ArchiveBox
Self-hosted tool to collect and preserve webpages, media, and bookmarks in durable formats (HTML, PDF, WARC, MP4) with a CLI, web UI, and search.

ArchiveBox is a self-hosted, open-source web archiving application that captures and preserves web pages and associated media in durable formats for long-term access. It can ingest URLs, browser history, bookmarks, RSS feeds, and other sources and produces redundant snapshot outputs for offline viewing and analysis.
Key Features
- Multiple import sources: URLs, browser history, bookmarks, Pocket/Pinboard, RSS and more.
- Saves snapshots in redundant, portable formats: original HTML+CSS+JS, singlefile HTML, screenshot PNG, PDF, WARC, JSON, MP3/MP4, and SQLite index.

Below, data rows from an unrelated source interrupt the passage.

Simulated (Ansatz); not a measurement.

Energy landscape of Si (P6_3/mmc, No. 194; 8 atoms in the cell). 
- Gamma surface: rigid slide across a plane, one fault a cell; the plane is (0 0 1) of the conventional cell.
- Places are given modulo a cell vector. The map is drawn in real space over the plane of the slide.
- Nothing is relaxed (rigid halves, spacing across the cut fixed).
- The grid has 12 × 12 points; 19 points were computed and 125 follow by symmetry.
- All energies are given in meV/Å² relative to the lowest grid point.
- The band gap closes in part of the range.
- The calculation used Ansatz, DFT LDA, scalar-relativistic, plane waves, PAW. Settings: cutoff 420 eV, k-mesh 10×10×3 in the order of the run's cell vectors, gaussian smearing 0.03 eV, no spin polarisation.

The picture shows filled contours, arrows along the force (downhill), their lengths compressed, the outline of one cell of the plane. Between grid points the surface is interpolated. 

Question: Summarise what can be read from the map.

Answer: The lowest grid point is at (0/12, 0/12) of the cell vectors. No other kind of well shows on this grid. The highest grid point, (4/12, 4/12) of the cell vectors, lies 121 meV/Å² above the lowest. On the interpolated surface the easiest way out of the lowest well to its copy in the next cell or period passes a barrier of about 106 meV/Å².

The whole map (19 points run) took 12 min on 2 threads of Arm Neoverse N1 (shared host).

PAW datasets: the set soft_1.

- Web UI + CLI + Python API: manage collections via a self-hosted web app, a command-line interface, or the Python library.
- Search & indexing options: SQLite FTS or external search backends (e.g., Sonic) for fast full-text queries.
- Extensible extractors: integrates with standard tools (chromium/chrome, yt-dlp, singlefile, readability) and can be configured to run optional extractors.
Use Cases
- Journalists and researchers preserving cited pages and social media posts for reproducibility and evidence.
- Legal and compliance teams capturing time-stamped snapshots for records and audits.
- Individuals or organizations creating offline archives of bookmarks, blogs, or multimedia collections.
Limitations and Considerations
- Storage and disk usage can grow quickly (especially when archiving video/audio); careful tuning of extractor settings and filesystem choice is recommended.
- Several high-fidelity extractors rely on external system packages (Chromium/Chrome, Node, ffmpeg, yt-dlp); installing the full feature set requires additional runtime dependencies.
ArchiveBox is intended for users who need durable, self-hosted preservation of web content and provides multiple interfaces and storage-friendly outputs to support long-term access and programmatic workflows.